Many have declared SMS obsolete. Industry reports show over-the-top (OTT) messaging traffic growing rapidly—Informa predicted OTT volumes would be twice those of person-to-person (P2P) SMS by the end of 2013, and last year more than 19.1 billion OTT messages were sent. Those figures demonstrate a real impact on SMS traffic and operator revenue.
However, the story isn’t as simple as “SMS is dead.” Operators’ feedback and analyst data indicate SMS will remain relevant for years. Informa projected that SMS revenues would continue to grow at least through 2016, and operator experience doesn’t support the narrative that SMS has no future. Much of the “SMS is dying” rhetoric stems from hype around OTT apps and their rapid adoption, not from the broader realities of communication markets.
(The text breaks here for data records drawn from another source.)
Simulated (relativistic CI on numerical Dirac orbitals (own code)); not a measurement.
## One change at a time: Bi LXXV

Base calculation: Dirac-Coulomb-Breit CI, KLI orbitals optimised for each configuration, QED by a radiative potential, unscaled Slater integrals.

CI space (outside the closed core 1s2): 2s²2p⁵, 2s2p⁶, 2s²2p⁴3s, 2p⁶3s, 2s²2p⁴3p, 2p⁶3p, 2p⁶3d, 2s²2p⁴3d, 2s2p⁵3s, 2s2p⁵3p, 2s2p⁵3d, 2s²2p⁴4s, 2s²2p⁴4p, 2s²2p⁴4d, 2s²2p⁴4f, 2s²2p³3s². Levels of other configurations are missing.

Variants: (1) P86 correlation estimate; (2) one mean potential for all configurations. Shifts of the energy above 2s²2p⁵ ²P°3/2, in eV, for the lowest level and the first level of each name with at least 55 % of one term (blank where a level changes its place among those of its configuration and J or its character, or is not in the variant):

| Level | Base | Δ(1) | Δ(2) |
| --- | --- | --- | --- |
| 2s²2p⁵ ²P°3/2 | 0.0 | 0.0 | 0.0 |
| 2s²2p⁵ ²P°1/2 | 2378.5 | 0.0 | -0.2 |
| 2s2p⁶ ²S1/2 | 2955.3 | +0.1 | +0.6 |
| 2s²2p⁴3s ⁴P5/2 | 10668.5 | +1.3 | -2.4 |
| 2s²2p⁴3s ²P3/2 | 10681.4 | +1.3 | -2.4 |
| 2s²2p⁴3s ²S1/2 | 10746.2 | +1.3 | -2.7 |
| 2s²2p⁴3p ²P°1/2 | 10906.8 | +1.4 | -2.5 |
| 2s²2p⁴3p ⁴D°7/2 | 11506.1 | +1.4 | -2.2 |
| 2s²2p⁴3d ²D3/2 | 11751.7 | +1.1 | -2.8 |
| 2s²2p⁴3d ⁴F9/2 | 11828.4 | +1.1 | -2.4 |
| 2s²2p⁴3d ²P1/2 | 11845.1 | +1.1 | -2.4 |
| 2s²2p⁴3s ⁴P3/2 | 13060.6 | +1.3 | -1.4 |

In the near term, markets will continue to rely on SMS even as OTT usage expands. That said, operators face a clear commercial challenge: OTT messaging has already eroded some revenues. Ovum estimated operators could lose around $32.6 billion in messaging revenue in 2013 to OTT services, and carriers must consider how to recapture value or offer services that compete with apps such as WhatsApp. To date, many operators have been on the defensive rather than leading the response.
SMS extends far beyond simple messaging
A key advantage of SMS over OTT platforms is device and network independence. OTT apps require participants to have the same app installed, a smartphone capable of running it, and access to a data connection provided over a mobile network or Wi‑Fi. In contrast, SMS can be delivered where data signals are weak or unavailable and does not depend on specific software. Messages can be sent to virtually any mobile device on any network, anywhere in the world, at any time. This universality highlights SMS’s resilience and the diverse opportunities it enables.
Machine-to-Machine (M2M) communications provide a strong example of SMS’s broader role. SMS can act as a device trigger in scenarios such as fleet management, or be used to initiate data connections. There is a wide range of use cases in M2M that are poised to expand dramatically over the next two to three years. With existing technology already in place, M2M adoption will accelerate if large systems integrators and operators drive implementations at scale.
Within enterprise mobile messaging, SMS is increasingly valued as a secure, reliable channel for customer communication. Businesses appreciate that SMS delivers high deliverability and predictable reach, making it ideal for alerts, authentication, appointment reminders, and customer notifications where timely delivery is essential.
SMS remains the default in emerging markets
One of the most significant dynamics is that the OTT vs. SMS competition largely hasn’t materialized in many developing markets. Low smartphone penetration and limited availability of affordable data plans mean SMS remains the default communication channel. In many emerging markets, innovative services have been launched over SMS with strong uptake—often outpacing comparable deployments in Europe.
The rise of OTT messaging has undoubtedly changed user behavior in some regions, but SMS continues to offer long-term value because it supports a broader set of services and reaches more people. OTT apps and SMS can coexist: OTT apps are excellent for rich P2P chat, but their functionality beyond that is limited. SMS retains significant untapped potential—especially for enterprise use and M2M scenarios—and with an estimated 3.3 billion users worldwide, its reach will continue to drive adoption by businesses and service providers.